I have a dataframe and build a nested json object from this dataframe to represent the hieraical data, i am stuck where the json sub column is aded but its comming as string not as json.
**Code:**
from pyspark.sql.functions import *
#sample data
df=spark.createDataFrame([('1234567','123 Main St','10SjtT','idk@gmail.com','ecom','direct')],['cust_id','address','store_id','email','sales_channel','category'])
i want to represent this dataframe into this format
{
"store_id": "10SjtT",
"category": "direct",
"sales_channel": "ecom",
"email": "idk@gmail.com",
"c_email": {
"category": "direct",
"email": "idk@gmail.com"
}
}
i trid to add column but my sample code adds the nested json as a string with quotations
{
"store_id":"10SjtT","category":"direct","sales_channel":"ecom"

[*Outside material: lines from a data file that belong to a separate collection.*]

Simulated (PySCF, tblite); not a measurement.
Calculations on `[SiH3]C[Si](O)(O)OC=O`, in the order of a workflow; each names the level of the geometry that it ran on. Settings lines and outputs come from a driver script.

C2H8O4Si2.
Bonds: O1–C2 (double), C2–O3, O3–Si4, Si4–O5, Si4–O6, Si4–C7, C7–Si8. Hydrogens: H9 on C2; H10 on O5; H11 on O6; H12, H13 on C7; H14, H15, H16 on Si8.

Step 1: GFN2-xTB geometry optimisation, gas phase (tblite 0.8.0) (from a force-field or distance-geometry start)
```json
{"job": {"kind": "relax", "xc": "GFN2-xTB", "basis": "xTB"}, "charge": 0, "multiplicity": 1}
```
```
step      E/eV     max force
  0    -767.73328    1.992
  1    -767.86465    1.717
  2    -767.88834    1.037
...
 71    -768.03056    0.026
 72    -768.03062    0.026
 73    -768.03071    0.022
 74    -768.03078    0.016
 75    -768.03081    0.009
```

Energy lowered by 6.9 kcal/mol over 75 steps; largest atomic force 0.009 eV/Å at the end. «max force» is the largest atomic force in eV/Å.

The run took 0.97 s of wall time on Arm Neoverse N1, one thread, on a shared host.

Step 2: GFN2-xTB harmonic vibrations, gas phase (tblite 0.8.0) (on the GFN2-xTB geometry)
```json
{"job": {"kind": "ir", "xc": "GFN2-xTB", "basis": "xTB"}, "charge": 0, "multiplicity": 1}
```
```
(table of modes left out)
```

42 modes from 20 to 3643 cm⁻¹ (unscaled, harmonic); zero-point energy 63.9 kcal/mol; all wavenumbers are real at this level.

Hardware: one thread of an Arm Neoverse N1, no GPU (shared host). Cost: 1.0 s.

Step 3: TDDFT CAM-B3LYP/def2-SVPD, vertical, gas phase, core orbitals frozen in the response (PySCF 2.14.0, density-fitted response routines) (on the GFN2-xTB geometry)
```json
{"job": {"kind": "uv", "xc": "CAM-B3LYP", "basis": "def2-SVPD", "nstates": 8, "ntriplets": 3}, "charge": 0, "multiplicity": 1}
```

,"c_email":"{\"category\":\"direct\",\"email\":\"idk@gmail.com\"}"
}
**Code used to build this **
dff = df.select("cust_id","address",to_json(struct("store_id","category","sales_channel","email",to_json(struct( "category" ,"email")).alias("c_email"))).alias("metadata"))
dff.select("metadata").show(10,False)
Please let me know if anyone faced the similar issue and able to build nested json and carrying the json format across.
Thanks in advance.
Manoj.